5

For what size alphabet does it take longer to construct a suffix tree - for a really small alphabet size (because it has to go deep into the tree) or for a large alphabet size? Or is it dependent on the algorithm you use? If it is dependent, how does the alphabet size affect Ukkonen's algorithm?

Raphael
  • 72,336
  • 29
  • 179
  • 389
John Smith
  • 51
  • 1

1 Answers1

6

A larger alphabet is usually a drawback. However there are algorithms that can deal with this as long as the alphabet size is $n^{O(1)}$.

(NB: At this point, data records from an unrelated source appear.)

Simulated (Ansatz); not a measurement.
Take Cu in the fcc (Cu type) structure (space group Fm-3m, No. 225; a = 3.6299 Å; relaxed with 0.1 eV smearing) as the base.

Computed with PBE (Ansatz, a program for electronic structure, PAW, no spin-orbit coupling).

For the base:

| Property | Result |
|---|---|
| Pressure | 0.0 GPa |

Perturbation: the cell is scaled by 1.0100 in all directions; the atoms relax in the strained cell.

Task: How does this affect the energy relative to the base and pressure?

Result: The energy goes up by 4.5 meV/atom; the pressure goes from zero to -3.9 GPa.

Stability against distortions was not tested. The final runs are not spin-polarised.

Ukkonen's algorithm runs only in $O(n)$ if the alphabet size is a constant but it is $O(n \log n)$ without this assumption. However, there are alternatives. You can compute the suffix-array of a text in linear time with the DC-3 Algorithm. This is a super-cool fancy algorithm that can be implemented in 50 lines of readable C++ code - one of my all-time favorites. If you can compare two characters in constant time and the alphabet size is $n^{O(1)}$, then the DC3 algorithm runs in $O(n)$ time.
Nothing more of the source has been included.